DULA & DEBA: Differentiable Ergonomics Models for Postural Optimization

Abstract

Ergonomics and human comfort are essential concerns in physical human-robot interaction applications. Defining an accurate and easy-to-use ergonomic assessment model stands as an important step in providing feedback for postural correction to improve operator health and comfort. In order to enable efficient computation, previously proposed automated ergonomic assessment and correction tools make approximations or simplifications to gold-standard assessment tools used by ergonomists in practice.
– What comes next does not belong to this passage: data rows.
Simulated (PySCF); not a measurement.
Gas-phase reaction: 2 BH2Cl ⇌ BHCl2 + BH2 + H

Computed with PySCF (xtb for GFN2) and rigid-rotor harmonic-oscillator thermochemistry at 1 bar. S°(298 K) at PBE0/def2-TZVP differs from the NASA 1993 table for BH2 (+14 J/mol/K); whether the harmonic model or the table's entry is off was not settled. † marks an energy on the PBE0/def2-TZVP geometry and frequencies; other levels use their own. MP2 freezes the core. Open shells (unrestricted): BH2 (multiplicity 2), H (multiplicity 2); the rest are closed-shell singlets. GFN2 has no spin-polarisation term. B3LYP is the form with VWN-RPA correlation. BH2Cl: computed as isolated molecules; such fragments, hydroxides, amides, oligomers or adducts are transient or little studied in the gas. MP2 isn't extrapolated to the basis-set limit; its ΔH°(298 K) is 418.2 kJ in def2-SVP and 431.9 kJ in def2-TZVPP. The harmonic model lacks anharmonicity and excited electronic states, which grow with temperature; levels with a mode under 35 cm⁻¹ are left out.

In order to retain assessment quality, while improving computational considerations, we introduce DULA, a differentiable and continuous ergonomics model learned to replicate the popular and scientifically validated RULA assessment. We show that DULA provides assessment comparable to RULA while providing computational benefits. We highlight DULA's strength in a demonstration of gradient-based postural optimization for a simulated teleoperation task.

Motivation

Autonomous Postural Optimization has received substantial attention in research with the new technologies around humans such as collaborative robots, smart personal trainers, and VR systems. In these systems, the interacting agent should consider human comfort and ergonomics in its behaviour and motion planning.

Developing a model of human comfort lies at the heart of effective postural optimization. p-HRI researchers have proposed several computational models for assessing ergonomics and human comfort in terms of peripersonal space, muscle fatigue, and joint overloading. In contrast ergonomists have provided simpler models which are easier for human experts to calculate by hand and as such are more common in practice. Importantly these models are supported by extensive human subject studies that validate their effectiveness on reducing ergonomic risk factors.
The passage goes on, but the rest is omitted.